That is how the Winbond W25Q256FV appears to behave in my experiments.
Any time you use a 4-byte address, the high byte is saved. Any time you
use a 3-byte address, the saved high-byte is used.
The data sheet seems to support this understanding, as detailed in
Commit: f134fbbb4ff8 ("mtd: spi-nor: clear Winbond Extended Address Reg on switch to 3-byte addressing.")
>
>> >> This adds a little overhead, but should be fairly robust.
>> >> It doesn't help if something goes terribly wrong while IO is happening,
>> >> but I don't think any other software solution does either.
>> >>
>> >> How would you see that approach?
>> >
>> > I think the problem stands: people that have proper HW mitigation for
>> > this problem (NOR chip is reset when the Processor is reset) don't want
>> > to pay the overhead. So, even if we go for this approach, we probably
>> > want to only do that for broken HW.
>
> If it actually saves bytes on the wire to stay in 3-byte mode more
> often, then that could be helpful to all systems. But otherwise, yes, it
> doesn't really belong on a properly-designed system.

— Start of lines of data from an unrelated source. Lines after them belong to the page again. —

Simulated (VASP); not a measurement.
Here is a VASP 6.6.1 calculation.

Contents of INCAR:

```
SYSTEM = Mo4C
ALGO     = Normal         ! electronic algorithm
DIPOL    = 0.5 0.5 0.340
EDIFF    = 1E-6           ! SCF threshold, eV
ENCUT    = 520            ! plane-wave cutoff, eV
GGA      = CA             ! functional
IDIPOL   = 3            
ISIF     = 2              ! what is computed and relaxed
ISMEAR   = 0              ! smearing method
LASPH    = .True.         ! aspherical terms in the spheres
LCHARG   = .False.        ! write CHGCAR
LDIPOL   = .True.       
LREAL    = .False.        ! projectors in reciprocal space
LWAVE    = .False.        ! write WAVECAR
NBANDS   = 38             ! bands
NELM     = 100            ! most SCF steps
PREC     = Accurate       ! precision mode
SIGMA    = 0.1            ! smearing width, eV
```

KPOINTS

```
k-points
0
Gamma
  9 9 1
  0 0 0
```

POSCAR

I'm not sure exactly what you encompass by the term "properly-designed",
but with the SOC that I have (mt7621) and the flash chip (Winbond
W25Q256FV) it is not possible to wire them up in any way that will work
reliably without software support for leaving 3-byte mode.
The SOC does not have an out-going reset line that signals a general
system reset - it only has one that signals watchdog reset.
The flash chip has an incoming reset line, but it shares a pin with
"hold", and that is the default use. So we would need to program the
flash to listen for reset, and it would only catch a watchdog reset.
For any other reset, the CPU is (should be) in complete control (even
after a panic!) and it needs to reprogram the flash chip before
resetting the system.
But maybe you think either the SOC and/or the flash chip is not
"properly-designed" - and you may be correct..
Thanks,
NeilBrown
>
>> I agree that a "my-hardware-is-suboptimal" flag is appropriate.
>> I was addressing the suggestion that the current approach doesn't handle
>> all corner cases and was suggesting a different approach that might
>> handle more corner-cases. I should have been more explicit about that.
>
> If you want to talk about optimizing the broken-hardware hack, then
> fine. That's not my interest at all.